Short Term Thinking; Long Term Problems

Terrorism is an evil we can see and fear, unlike more insidious evils. After a terrorist attack, the media instantly portrays dead bodies and grieving families. We are angered, as we should be. We pass legislation for a strong military and sometimes send our armies to foreign countries to fight terrorists.

Other evils are harder to grasp because the results may not show up until years later: inferior schools or inadequate mental health facilities or lack of drug rehabilitation services.

Though most of us would say we believe in “good” schools, we don’t instantly see the damage to our country of a poorly educated work force.

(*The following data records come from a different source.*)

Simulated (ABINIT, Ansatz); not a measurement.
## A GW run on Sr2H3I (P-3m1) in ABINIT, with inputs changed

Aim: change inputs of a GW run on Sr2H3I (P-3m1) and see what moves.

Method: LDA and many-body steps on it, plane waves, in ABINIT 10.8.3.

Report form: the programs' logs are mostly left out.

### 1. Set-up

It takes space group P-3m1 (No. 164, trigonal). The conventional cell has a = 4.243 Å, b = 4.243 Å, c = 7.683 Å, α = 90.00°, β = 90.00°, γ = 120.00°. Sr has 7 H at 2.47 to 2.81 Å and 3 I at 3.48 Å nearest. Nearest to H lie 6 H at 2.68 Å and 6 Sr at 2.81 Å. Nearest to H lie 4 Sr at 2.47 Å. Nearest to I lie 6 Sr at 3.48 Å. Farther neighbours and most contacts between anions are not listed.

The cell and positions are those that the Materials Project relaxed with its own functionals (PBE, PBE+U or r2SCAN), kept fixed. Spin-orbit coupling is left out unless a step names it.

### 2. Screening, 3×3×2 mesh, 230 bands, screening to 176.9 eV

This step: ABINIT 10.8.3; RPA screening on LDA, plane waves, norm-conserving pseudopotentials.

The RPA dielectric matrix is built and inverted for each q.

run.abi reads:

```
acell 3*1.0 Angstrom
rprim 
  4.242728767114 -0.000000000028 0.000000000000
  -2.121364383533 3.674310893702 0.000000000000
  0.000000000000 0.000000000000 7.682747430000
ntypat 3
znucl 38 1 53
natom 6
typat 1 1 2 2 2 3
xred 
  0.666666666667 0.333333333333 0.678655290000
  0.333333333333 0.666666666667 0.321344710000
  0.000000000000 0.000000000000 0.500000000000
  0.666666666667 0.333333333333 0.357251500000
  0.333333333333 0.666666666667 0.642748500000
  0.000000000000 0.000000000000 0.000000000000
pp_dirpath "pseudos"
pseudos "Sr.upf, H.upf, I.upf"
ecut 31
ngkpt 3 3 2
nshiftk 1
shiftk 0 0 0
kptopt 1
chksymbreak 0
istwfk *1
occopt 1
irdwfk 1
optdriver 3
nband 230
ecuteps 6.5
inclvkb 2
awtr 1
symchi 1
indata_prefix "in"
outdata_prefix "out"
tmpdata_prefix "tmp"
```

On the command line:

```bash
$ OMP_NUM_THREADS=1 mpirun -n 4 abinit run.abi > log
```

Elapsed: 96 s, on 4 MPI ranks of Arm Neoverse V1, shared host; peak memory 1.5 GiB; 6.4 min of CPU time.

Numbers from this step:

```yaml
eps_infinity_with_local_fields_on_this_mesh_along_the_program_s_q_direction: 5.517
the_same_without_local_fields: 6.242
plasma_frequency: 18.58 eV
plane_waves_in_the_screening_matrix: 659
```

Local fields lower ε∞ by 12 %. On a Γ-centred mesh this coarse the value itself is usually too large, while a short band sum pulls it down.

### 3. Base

Unless we have a mentally ill family member, we may think of mental illness only when we quickly pass by a troubled street person.

Throwing young drug offenders in prison is less costly than providing rehabilitation and job training for them—in the beginning.

What if we had not decided to invade Iraq after we were already involved in a war in Afghanistan? What if we had invested the money we spent for that war in schools and job training?

What if we had invested more in mass transit and less on securing oil fields in the unstable Middle East?

Going further back into our history, what if early settlers in Virginia had not decided to use slaves to work their tobacco fields? Suppose they had kept to small farms instead of large plantations?

We pay later for those easy choices, sometimes generations later.